/ 7 April 2006

Triple Baghdad suicide bombing kills 79

Three suicide bombers, two of them disguised as women, killed at least 79 people and wounded 164 as worshippers left a popular Baghdad Shi’ite mosque after weekly Friday prayers.

The blasts marked the second major attack on Iraq’s majority community in as many days and took place outside northern Baghdad’s Baratha mosque.

The mosque’s imam, or prayer leader, Sheikh Jalaluddin al-Saghir, is an MP with the Shi’ite United Iraqi Alliance, the largest bloc in the Iraqi Parliament.

Immediately after the attack, Iraqi authorities appealed on state television for blood donations. The channel announced 79 people were killed and another 164 wounded in the blasts.

”At least two of the bombers were dressed as women and blew themselves up inside the mosque complex,” a security official said.

An Agence France-Presse photographer at the scene said ”a woman dressed in a traditional abaya [head-to-toe robe] blew herself up at the entrance of the mosque as worshippers were stepping out.”

The bombers left behind a ”sea of blood”, he said.

Saghir said he believed that one of the bombers blew himself up by the security post at the mosque’s female section, causing a panic that allowed ”the two other terrorists to penetrate the mosque”.

Saghir added that one of the other two bombers ”went towards my private office and one was in the mosque’s main prayer hall and they blew themselves up amid the crowds”.

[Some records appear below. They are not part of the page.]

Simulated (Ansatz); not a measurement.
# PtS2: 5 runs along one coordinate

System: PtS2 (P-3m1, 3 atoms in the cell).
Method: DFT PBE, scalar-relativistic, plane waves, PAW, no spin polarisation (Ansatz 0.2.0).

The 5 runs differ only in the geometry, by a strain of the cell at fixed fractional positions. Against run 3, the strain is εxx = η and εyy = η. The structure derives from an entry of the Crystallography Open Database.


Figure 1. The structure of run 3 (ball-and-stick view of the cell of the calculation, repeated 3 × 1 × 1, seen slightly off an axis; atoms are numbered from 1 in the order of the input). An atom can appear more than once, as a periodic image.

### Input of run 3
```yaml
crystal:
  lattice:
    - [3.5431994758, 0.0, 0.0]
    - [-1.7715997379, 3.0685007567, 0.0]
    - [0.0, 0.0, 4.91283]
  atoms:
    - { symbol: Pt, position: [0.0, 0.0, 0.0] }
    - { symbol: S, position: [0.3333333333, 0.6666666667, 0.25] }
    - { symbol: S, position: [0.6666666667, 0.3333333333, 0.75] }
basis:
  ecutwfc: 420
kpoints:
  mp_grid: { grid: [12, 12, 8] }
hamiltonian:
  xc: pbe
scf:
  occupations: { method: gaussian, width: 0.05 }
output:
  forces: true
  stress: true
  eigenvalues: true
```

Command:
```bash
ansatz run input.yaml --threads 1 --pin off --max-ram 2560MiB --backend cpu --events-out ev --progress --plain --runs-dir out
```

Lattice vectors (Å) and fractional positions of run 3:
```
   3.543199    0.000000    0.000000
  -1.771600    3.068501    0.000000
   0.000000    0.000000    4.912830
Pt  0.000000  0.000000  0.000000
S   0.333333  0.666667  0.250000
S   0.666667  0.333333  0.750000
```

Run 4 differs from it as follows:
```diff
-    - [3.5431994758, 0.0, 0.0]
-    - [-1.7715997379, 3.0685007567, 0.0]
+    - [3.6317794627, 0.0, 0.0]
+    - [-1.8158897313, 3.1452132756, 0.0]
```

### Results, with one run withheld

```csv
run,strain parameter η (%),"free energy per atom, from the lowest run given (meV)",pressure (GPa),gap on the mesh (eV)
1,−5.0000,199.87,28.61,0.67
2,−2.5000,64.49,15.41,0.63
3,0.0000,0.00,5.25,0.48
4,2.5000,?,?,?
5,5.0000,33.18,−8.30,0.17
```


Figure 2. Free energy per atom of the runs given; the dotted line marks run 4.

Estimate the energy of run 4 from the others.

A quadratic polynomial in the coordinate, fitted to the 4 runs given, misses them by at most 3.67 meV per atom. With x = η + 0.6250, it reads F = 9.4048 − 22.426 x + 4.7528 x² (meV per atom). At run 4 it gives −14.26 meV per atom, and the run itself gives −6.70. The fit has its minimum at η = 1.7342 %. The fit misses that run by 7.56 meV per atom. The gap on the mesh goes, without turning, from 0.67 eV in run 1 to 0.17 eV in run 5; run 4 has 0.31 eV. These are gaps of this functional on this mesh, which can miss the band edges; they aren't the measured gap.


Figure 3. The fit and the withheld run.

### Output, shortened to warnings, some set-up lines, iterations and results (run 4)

Saghir’s mosque packs thousands of worshippers every Friday. The cleric is known for his fiery sermons promulgating the rights of Iraq’s Shi’ites.

”This is a filthy war against the Shi’ites,” Saghir told the Dubai-based al-Arabiya satellite channel.

He blamed newspapers close to the ousted Sunni elite for provoking the attack by waging ”a campaign defaming our mosque, saying that some Sunnis were detained in the mosque”.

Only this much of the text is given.